As I conclude my holiday visit to my nearest and dearest here in The Lone Star State, I hum the June Hershey-Don Swander ballade that spent five weeks atop The Hit Parade in my natal year. And Judge Laro has composed a coda thereto, on this rainy Friday when there are neither opinions nor designated hitters bursting from the glassy gates at 400 Second Street, NW.
And it’s more about Richard H. Cullifer, Transferee, Docket No. 20177-11, filed 4/10/15.
You’ll doubtless remember Cullifer’s Travails. What, no? Well, refresh your recollection with my blogpost so entitled.
Poor ol’ Cullifer got et, as they say here in East Texas. So now he’s in a Rule 155 beancount with IRS, and the parties seem to have gotten their numbers together, save on one point.

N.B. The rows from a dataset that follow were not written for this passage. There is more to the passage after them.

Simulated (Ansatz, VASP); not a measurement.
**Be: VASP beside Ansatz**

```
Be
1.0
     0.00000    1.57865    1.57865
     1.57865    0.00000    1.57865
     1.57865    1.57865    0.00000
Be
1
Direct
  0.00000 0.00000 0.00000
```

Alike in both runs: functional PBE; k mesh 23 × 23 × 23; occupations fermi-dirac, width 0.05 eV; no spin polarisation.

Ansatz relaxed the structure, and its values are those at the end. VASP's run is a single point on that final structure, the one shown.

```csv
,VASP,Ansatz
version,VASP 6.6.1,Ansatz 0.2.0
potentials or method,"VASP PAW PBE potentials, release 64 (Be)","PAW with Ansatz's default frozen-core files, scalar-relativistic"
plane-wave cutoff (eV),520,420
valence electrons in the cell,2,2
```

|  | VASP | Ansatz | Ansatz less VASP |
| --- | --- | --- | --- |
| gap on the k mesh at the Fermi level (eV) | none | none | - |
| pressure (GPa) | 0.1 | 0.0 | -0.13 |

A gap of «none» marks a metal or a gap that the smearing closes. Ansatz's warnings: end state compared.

Judge Laro: “In his… Computation for Entry of Decision, petitioner asserts that respondent is not entitled to collect prejudgment interest from petitioner under Texas state law. Respondent does not address this issue in his calculations.” Order, at p. 1.
“Prejudge not, lest ye be prejudged,” as a much more exalted personage remarked never. Or so Cullifer would have Judge Laro rule.
Of course, the questions immediately coming to mind are (1) what, if anything, has Texas State law to do with transferee prejudgment interest on Federal income tax? and (2) If Texas State law is controlling on this point, what exactly is tort-reforming Texas State law?
Judge Laro isn’t going to do anybody’s homework for them, so “…the parties shall each file with this Court a Memorandum in Support of Computation of no more than 10 pages, briefing the Court on the issue of whether respondent is entitled to prejudgment interest from petitioner in this case. To the extent that the prejudgment interest issue is a matter to be decided in equity, the parties shall brief the Court, within the pages allotted, on whether respondent is entitled to collect prejudgment interest from petitioner in equity.” Order, at p. 1.
And they each have two weeks to do it.
This is not about interest on income tax directly owed by Cullifer. Cullifer only owes because he was allegedly bamboozled by our old chums Mid-Coast Financial. But Section 6901(a) seems to put transferees into the ankle-strappys of transferors, so it’s interest from the date the liability was incurred, regardless if by transferor or transferee, no?
Cain’t hardly wait for Judge Laro’s answer.